Sidebar Beryl Brown Piccolantonio ’06
Beryl Brown Piccolantonio ’06 serves as the chief ombudsman for workers’ compensation for the State of Ohio and is board president of the Gahanna-Jefferson School Board. “There are so many things that you can do with a law degree. As a kid, when I originally thought I was going to be a lawyer, I had a very fixed idea of what a lawyer was, and it was a criminal defense attorney or a prosecutor, or something related. But, when I was older and as an adult and made the decision to go to law school, that’s when I really realized how many options there are and that it provides great training for anyone who is interested in law in any way.”
As a child, Beryl Brown Piccolantonio ’06 imagined herself following in her father’s footsteps and attending law school. As an adult, however, it wasn’t until after she started graduate school studying psychology that she realized her childhood dream was her true calling.
“A lot of kids want to grow up to be like their parents. I admired my father a lot. But, when I was in college and not a little kid anymore, I thought I would try something different. I went to graduate school for psychology and spent two years in a graduate program focused on child cognitive development. I wanted to do something that would help people. But, interestingly, once I got into the program, I decided that law actually was the right path for me, even though I had doubted it,” she said. “I made the decision to leave the graduate program I was in and go back to my original plan, which was to go to law school. I think it was the right decision. I had a great experience at the Moritz College of Law.”
Today, Piccolantonio serves as the chief ombudsman for workers’ compensation for the State of Ohio. It’s a position she said combines her passion for helping others and also her enthusiasm for employment law.
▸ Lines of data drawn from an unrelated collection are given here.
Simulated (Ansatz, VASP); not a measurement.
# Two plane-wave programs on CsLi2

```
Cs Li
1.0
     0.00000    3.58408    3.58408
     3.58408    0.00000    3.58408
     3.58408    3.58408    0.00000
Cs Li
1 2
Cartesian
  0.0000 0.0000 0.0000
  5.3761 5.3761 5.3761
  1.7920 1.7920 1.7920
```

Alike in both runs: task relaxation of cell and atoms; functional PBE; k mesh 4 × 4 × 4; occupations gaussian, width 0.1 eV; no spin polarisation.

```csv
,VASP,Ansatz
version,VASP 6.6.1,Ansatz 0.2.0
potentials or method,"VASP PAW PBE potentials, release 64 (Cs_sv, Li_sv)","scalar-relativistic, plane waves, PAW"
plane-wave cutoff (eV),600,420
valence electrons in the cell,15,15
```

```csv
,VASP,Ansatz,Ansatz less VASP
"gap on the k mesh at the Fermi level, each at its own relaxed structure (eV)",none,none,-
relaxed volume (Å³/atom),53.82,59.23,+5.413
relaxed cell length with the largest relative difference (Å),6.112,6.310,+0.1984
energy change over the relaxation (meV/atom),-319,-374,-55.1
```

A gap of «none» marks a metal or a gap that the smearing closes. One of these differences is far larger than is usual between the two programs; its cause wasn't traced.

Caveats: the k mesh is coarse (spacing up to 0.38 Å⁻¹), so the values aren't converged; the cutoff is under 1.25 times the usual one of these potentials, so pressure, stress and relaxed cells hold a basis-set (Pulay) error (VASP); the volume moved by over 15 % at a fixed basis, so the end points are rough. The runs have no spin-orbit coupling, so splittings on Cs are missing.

Established in 1978, the ombudsman’s office serves as an independent agency that helps anyone interacting with either the Bureau of Workers’ Compensation or the Ohio Industrial Commission who has experienced difficulties in navigating the system. In addition to helping people figure out what their options and legal rights are, Piccolantonio also regularly travels around the state talking to different groups, from union members who are potential injured workers and union representatives representing other union employees to employers, employer representatives, and groups of attorneys. The content of her discussion often varies by what group she is addressing, she explained.
“Sometimes I’m talking about what people’s rights are within the workers compensation system, sometimes I’m giving updates on changes to the law or initiatives at either of the two agencies, and sometimes I am there in a more open-ended manner, where I’m taking questions from representatives who have particular issues that they’re working through.”
With such varied work, no two days are ever the same, Piccolantonio said. And, that’s part of what makes the job so interesting.
“This wasn’t somewhere I ever expected to be honestly,” she said, reflecting on the path that brought her to her current role as ombudsman. Within her first year of law school, Piccolantonio had developed an interest in employment law. She accepted an internship at the Ohio Industrial Commission where she worked full-time during the summer and then part-time during the academic year. That experience not only introduced her to the field of workers’ compensation law, but also opened the door to her first position out of law school.
“While I was an intern I got to know some of the people at the Industrial Comission,” she said. “I had a non-traditional law school experience, however, and ended up leaving to try and finish up my degree in three years.”
Piccolantonio’s non-traditional path included getting married and having two children while continuing to work toward her J.D. Shortly after leaving her internship to focus on her studies, a commissioner from the Ohio Industrial Commission reached out to her, asking her to come back and serve full-time as his legal staff.
“I made a decision to accept that job, so I ended up finishing law school in four years,” she said.
Piccolantonio worked at the Ohio Industrial Commission for more than eleven years in various roles, including conducting legal research, serving as the assistant director for the office of human resources, and in the position of district hearing officer. In December of 2013, she left the commission to take on her current role as ombudsman.
At the start of 2016 Piccolantonio also began serving on the Gahanna-Jefferson School Board and was selected to be the board president. It provided her with an opportunity to explore another means to use her skills and experience to give back to her community, she said.
“Finding ways to be of service to my community has always been something that has been really important to me. Before I started serving on the school board, my husband and I were active volunteers in our kids’ schools and in our city. School board service seemed like it would be a good match for me given the things I was interested in and given some of the background that I have, and it has been,” she said. “I’m finishing my first year right now and it has been very interesting and very rewarding to know the things that I’m doing are for the purpose of making sure our kids receive a quality education. And, really I can’t think of too many other things that would be more rewarding.”
As she reflects back on her time at Moritz and where her career has taken her, Piccolantonio said the best piece of advice she could give to those considering attending law school is just to go.
“There are so many things that you can do with a law degree. As a kid, when I originally thought I was going to be a lawyer, I had a very fixed idea of what a lawyer was, and it was a criminal defense attorney or a prosecutor, or something related. But, when I was older and as an adult and made the decision to go to law school, that’s when I really realized how many options there are and that it provides great training for anyone who is interested in law in any way. I would encourage people to think about what they’re passionate about, and to know that there is a match for anything you can think of with a law degree,” she said.